Question:

Hey,

I just read a great article you had about the account of king Saul's death and how he commited suicide. But as I continued to read, you said he most likely went to hell because he murdered himself.

My question is: What do you make of these inspired words spoken by King David after the the young Amelekite who lied was slain? "Saul and Jonathan were lovely and pleasant in their lives, and in their death they were not divided: they were swifter than eagles, they were stronger than lions" (II Samuel 1:23).

Salvation comes to those who believe in the God of the Bible. Salvation didn't come by works of the law for Saul, and it's the same way today (Ephesians 2:8-9).


Answer:

David said they died in the same battle, so they died together. He did not state where they ultimate ended up after death.

Read Ephesians 2:10.

Quick response! I appreciate the prompt reply.
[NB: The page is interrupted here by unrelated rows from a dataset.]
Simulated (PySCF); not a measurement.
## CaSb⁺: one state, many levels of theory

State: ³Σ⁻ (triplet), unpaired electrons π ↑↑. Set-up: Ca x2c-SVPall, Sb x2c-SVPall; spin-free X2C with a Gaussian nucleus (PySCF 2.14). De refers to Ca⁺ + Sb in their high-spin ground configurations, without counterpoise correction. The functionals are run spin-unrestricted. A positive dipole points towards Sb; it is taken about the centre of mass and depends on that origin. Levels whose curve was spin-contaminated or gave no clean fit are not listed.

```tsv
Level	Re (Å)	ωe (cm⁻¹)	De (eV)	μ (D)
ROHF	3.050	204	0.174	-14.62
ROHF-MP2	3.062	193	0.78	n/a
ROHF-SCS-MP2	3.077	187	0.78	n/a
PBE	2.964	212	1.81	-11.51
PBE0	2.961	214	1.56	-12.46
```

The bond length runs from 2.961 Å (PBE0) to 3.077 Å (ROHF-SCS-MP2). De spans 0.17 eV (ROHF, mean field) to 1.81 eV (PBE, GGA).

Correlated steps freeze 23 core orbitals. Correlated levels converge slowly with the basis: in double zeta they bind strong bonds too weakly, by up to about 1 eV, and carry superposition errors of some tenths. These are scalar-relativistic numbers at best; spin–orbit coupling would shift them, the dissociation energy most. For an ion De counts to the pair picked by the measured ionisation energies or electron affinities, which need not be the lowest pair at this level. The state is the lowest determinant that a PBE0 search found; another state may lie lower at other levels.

Ephesians 2:10 is one of my favorite verses. If you notice the first line in that verse "we are His workmanship created in Christ Jesus unto (some bibles say "for") good works." This is speaking of the body of Christ (born again believers) and how in eternity past works were prepared for us to walk in. Does this mean we always walk in those works? Not at all. Believers still have a free will while in the flesh. When a person is saved they don't become robots and never sin (willfuly). It's up to us to allow Christ to work in our lives so that we do walk in those ordained works prepared before hand.

My friend, if you believe a man can lose eternal life, then by default you believe Christ's atonement wasn't for all sin. You would have to believe He only paid for your past sins (even though you weren't even born 2,000 years ago). All your sins were in the future when Christ suffered and died for them.

Hi!

I hope you do not mind, but I asked Jeffrey Hamilton if I could reply to your questions.

In the first note you stated, "Salvation comes to those who believe in the God of the Bible Salvation didn't come by works of the law for Saul, and it's the same way today (Ephesians 2:8-9)."

Let's consider how people were saved under the Old Law:

"But if the wicked man turns from all his sins which he has committed and observes all My statutes and practices justice and righteousness, he shall surely live; he shall not die. All his transgressions which he has committed will not be remembered against him; because of his righteousness which he has practiced, he will live. Do I have any pleasure in the death of the wicked," declares the Lord GOD, "rather than that he should turn from his ways and live? But when a righteous man turns away from his righteousness, commits iniquity and does according to all the abominations that a wicked man does, will he live? All his righteous deeds which he has done will not be remembered for his treachery which he has committed and his sin which he has committed; for them he will die" (Ezekiel 18:21-24).

I highlighted all the actions and consequences to help clarify God's view of salvation under the Old Covenant. Clearly one can lose his salvation as a result of his actions, or he could repent and be saved as a result of his actions.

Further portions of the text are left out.